Three very interesting papers on academic blogging, all presented for the same session of the Modern Language Association conference. They've made me slightly wistful because I haven't been really using this blog enough for academic things, and now I'm in the final months of writing my MA thesis. The blog is a brilliant format for negotiating between the life of an institutionalised academic or just an intellectual in general, and the life of the public sphere. Somehow, the two are- or (it seems) have become increasingly antithetical, and that's just not right. Maybe I could have done this more while I was still a student. I suspect it would have been rewarding.

(As an sidenote or afterthought, if we want to increase the readership for the Norwegian academic blogosphere, maybe group blogs are a better idea than single-author blogs? How much interest one person can generate is, after all, fairly limited unless you write in English.)

Anyway, the three talks:

John Holbo's talk "Form Follows the Function of the Little Magazine" is a good and very enthusiastic rundown of the functions of academic blogging and possible and probable futures for it.

Bitch Ph.D's "I'm Nobody, Who Are You?" has some nice parallels between blogs and 18th century periodicals, some remarks on the public sphere, as well as an interesting take on pseudonymity which I think is really interesting (and which is part of the reason I became fascinated with her blog in the first place - it's an excellent rhetorical device).

Scott Eric Kaufman's talk is called "Talking, Endlessly Talking". It ties in well with the Norwegian debate on research credits for academic authors (small peer-reviewed articles in international magazines = good, publishing huge researchy books with any kind of pedagogic intentions = bad). Actually, the Holbo talk (above) ties in with this as well. As one commenter on that presentation said: academic publishing is turning into a kind of vanity publishing."

Kaufman:
Most write to impress, and not their audience either; no, they write to impress their committees, the tenure review boards, the functionaries of the literary-academic bureaucracy, and they do so at a speed which precludes revision. Advancement demands it. Their lives, our lives increasingly depend on the production of works we will know won't be read. "Professionalization" becomes code for the manufacture of unread and unreadable works superficially invested in a dialogue of diminishing stakes.

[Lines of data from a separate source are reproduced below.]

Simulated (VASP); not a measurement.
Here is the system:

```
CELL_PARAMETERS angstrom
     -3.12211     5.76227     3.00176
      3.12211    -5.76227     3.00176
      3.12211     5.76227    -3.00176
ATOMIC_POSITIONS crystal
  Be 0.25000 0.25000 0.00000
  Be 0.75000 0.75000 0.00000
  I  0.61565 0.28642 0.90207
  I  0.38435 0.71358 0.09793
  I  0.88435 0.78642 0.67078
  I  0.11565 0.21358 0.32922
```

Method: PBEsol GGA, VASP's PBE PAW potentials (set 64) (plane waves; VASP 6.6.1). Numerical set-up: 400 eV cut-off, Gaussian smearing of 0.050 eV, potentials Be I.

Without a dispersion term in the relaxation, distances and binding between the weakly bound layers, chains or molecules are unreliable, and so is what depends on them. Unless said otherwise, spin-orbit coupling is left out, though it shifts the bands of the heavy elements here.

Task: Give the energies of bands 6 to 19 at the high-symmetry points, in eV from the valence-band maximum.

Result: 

It also swerves into the same territory as a smaller debate that's been hopping around my circle of friends both on- and offline lately on the virtues of having or not having a difficult style of writing (and reading). That part of Kaufman's argument is mostly above the fold, and in the comment threads.
That said, I don't believe difficult-to-follow presentations have a place. If they're difficult for the sake of being difficult, they're performance; if they're difficult because they're articles read aloud, they're profoundly disrespectful of their audience; if they're difficult because they address subtle topics but the speaker recognizes the genre and medium and does his/her best, I don't mind. Some topics will be more difficult to discuss than others; but all topics, when read aloud from a text designed to be read silently, become difficult.
But then again, this post by Adam Kotsko makes all academic metablogging look... silly.